Well that's a lot better!  And all of the sudden, the output from "cat /proc/net/bonding/bond0" shows healthy data.  And my vQFX's see LACP from the server.  Rolling back the vQFX configs to drop the "force-up" change, it all still works.  Flawless!  I've been running Ping, SSH, SCP, etc. without issue ever since.  And I can even see the various sessions being load-balanced across the child links in the bonded interface!

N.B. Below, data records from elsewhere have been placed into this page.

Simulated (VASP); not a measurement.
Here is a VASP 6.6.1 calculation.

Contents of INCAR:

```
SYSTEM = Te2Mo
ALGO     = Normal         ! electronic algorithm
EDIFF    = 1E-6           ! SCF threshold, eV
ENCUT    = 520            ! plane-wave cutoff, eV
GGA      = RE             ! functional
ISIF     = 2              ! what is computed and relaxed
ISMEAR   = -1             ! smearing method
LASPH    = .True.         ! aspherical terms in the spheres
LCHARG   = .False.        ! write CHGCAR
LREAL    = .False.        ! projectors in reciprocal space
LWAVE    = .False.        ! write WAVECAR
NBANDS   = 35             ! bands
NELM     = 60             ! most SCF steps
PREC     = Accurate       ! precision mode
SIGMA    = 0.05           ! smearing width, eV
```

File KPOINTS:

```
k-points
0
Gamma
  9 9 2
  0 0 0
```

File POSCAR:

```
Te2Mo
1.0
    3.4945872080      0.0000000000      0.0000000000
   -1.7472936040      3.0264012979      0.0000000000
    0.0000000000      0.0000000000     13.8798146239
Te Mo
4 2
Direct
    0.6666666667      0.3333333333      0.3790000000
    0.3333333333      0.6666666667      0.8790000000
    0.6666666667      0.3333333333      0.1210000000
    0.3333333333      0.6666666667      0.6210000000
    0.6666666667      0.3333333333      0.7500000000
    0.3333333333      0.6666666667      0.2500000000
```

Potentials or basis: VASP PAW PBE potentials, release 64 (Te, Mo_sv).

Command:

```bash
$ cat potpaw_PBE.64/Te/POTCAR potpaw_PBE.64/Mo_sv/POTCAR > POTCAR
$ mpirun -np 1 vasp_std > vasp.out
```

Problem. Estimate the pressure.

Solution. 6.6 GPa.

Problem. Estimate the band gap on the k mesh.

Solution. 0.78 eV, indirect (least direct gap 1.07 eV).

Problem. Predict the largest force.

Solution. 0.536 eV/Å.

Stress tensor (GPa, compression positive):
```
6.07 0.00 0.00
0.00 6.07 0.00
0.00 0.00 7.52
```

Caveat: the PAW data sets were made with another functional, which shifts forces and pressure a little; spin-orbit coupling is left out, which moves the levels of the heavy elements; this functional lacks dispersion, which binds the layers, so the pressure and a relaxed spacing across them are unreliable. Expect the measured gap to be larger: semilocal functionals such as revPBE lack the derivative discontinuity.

So there you have it.  While literally nothing else cares about the speed and duplex settings reported out by ethtool, LACP cares.  And without real data to indicate that the links are up, Linux will not do any LACP processing.  And if you want to build your own EVPN multi-homing POC on KVM, remember these important points:

  1. You will need to build your own kernel to tweak the BR_GROUPFWD_RESTRICTED define so that you can manipulate the lower three bits in the group_fwd_mask.
  2. Running that kernel, you will need to write a value to the group_fwd_mask for the correct Linux bridge that directs it to forward LACP.  Do this with great care, as there is a reason why 802.1D bridges do not forward this traffic by default.  Best to ensure that the switch in question only has two connected devices/interfaces -- the ones at each end of your virtual wire.
  3. You will also need to be sure that the virtual network interface you use on your virtual Linux hosts properly reports interface state in ethtool.  In my case, virtio did not, but e1000 did.


Happy hacking!